Coal has sought alternative markets in India and South East Asia and has managed to come through the Chinese blacklisting looking stronger than ever.
However, it remains to be seen how vulnerable iron ore will be, given that China is its major market and the middle kingdom can influence pricing in direct and circuitous ways.
Recent geopolitical events and a meeting of foreign ministers of the "Quad" - US, Japan, India and Australia - scheduled to take place in Melbourne this week just happens to coincide with a directive from the Chinese government that has already punctured iron ore's recent price spurt.
The Chinese Price Supervision and Competition Bureau of the State Administration of Market Supervision and the Price Department of the National Development and Reform Commission issued a statement and the iron ore price dropped almost 3% to about US$144 per tonne.
"The State Administration for Market Regulation and the National Development and Reform Commission pay close attention to changes in iron ore prices, and will further study and take effective measures to ensure the stable operation of iron ore market prices; at the same time, strengthen market supervision; and deal with illegal activities such as fabrication and dissemination of price increase information and price gouging, beat him when he shows his head, and punish him severely," it stated.
Australia supplies more than 50% of world's iron ore followed by Brazil, with about 20%.
China still remains dependent on Australian iron ore as Brazil deals with internal COIVD-19 issues, the wash-up of the Samarco dam disaster, and the logistical challenge of exporting from further away from China's ports.
China has made no secret of its interests in developing iron ore resources in Africa, despite the significant infrastructure challenges this would face.
In the medium term, China's love affair with the Pilbara's high grade iron ore will almost certainly fade.

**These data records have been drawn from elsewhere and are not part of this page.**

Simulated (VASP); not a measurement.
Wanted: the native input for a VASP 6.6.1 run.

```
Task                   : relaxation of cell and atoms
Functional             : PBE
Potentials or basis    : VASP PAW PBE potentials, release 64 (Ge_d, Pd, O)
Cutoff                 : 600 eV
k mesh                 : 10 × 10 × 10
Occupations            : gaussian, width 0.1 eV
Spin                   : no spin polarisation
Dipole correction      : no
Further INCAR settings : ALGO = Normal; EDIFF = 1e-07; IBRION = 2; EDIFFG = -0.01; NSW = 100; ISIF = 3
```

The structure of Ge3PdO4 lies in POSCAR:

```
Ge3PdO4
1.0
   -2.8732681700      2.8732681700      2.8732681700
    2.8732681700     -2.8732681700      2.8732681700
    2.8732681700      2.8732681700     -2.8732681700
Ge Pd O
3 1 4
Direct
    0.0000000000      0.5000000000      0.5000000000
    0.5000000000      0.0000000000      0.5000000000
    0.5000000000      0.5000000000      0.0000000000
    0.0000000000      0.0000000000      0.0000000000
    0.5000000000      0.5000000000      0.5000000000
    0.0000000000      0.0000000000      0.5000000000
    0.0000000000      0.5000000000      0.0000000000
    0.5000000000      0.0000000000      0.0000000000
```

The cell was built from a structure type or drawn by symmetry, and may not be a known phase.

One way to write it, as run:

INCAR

Meanwhile, Australia's Resources and Energy Quarterly of December 2021 stated metallurgical coal prices in China have surged, due to a combination of strong domestic steel demand, constrained global supply, and informal import restrictions against Australian supply.
"This has led to domestic coking coal prices reaching new highs in October, when premium coal topped US$600 a tonne," it said.
There are even signs China may be forced to allow more Australian coal shipments to trickle in with reports of 778,000 tonnes of Australian coking coal and 2Mt of thermal coal imported in October.
According to the Australian Bureau of Statistics' International Trade in Goods and Services data, coal was again a major contributor with exports totaling $23.8 billion in the three months to December - a massive 156% higher than for the same period to December 2020.
On the other hand, iron ore exports earnings eased to $24.9 billion in the three months to December, down 29% on the previous period as prices came down from record levels.
Hogsback reckons we may see this trend continue in the future and watch coal emerge as our nation's major valuable export.